The release of the new cop thriller, “Righteous Kill,” promises more Bob-and-Al interaction, but there’s no reason these two acting powerhouses with Italian surnames can’t share the screen comfortably. There’s no taking away from the power of their most iconic non-“Godfather” roles: screwed-up vigilante-in-training Travis Bickle (“Taxi Driver”); hapless would-be bank robber Sonny Wortzik (“Dog Day Afternoon”); troubled boxer Jake LaMotta (“Raging Bull“); ultra-ambitious immigrant gangster Tony Montana (“Scarface“); or quick to kill wise guy Jimmy Conway (“Goodfellas“). And there’s a lot more to these two performers than barely concealed rage, well-wrought angst and occasional bouts of scenery munching.
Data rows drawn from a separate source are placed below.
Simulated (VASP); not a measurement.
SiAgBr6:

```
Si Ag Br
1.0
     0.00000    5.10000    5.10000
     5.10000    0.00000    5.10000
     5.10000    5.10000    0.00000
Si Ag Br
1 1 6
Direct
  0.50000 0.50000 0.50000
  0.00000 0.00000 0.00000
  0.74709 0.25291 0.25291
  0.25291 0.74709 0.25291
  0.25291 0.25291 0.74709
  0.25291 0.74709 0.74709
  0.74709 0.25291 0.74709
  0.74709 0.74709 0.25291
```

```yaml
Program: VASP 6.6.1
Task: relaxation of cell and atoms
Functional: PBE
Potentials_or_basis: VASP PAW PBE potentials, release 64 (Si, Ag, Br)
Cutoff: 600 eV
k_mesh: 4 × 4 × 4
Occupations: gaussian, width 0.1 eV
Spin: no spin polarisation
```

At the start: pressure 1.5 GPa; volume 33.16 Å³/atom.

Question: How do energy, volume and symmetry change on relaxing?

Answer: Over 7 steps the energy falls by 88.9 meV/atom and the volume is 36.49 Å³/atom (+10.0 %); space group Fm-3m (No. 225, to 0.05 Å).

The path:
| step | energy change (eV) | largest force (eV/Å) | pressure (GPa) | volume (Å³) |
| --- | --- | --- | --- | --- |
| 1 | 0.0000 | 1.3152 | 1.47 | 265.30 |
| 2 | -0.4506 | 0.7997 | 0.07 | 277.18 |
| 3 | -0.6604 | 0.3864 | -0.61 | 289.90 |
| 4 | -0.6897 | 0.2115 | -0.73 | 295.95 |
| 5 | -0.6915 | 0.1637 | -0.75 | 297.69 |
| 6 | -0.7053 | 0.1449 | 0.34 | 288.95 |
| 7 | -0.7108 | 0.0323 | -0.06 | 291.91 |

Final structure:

Take a look at our list of 20 somewhat less well known performances showcasing the less obvious attributes of these two Italian-surnamed dynamos, and then come back and let us know what performances you might have added (or subtracted).

DVD Spotlight: “The Eastwood Jazz Collection”

Today, we take jazz too seriously for its own good. There was a time, though, when jazz was at least as edgy and disreputable as rap and rock and roll were not so long ago. Four recent DVD releases raid the Warner Brothers library — and borrow the name of our nation’s best known movie tough-guy and jazz lover — to give us a fascinating but decidedly uneven look into the low down past of what we now call “America’s classical music.”

Directed by skilled journeyman Anatol Litvak, 1941’s “Blues in the Night” is a tale of hard-luck late-depression era musicians on the run and features enough young talent on hand to fascinate any film geek. Writer Robert Rossen would go on to directing and become one of Hollywood’s most successful realists with classics like “The Hustler,” while supporting actor Elia Kazan would go much further, becoming by far the most influential American theater and film director of his generation with “A Streetcar Named Desire” and “On the Waterfront”; then-editor Don Siegel is credited with the film’s enjoyably wacky montage sequences and eventually became one of America’s greatest action filmmakers (“Dirty Harry,” the 1956 original of “Invasion of the Body Snatchers”) and the primary directing mentor to Clint Eastwood. On its own, however “Blues in the Night” is a lot more “interesting” than actually “good.” It’s an intriguing attempt to set the socially conscious early Warner Brothers aesthetic to a jazz beat, but the story isn’t strong enough, leading man Richard Whorf isn’t much of a screen presence, and the corn-level is excessive. On the other hand, this disc also has some nice extras, including one of the very many Warner Brothers cartoons to include the song “Blues in the Night,” which was written specifically for the film and netted an Oscar nomination for Tin Pan Alley greats Harold Arlen and Johnny Mercer.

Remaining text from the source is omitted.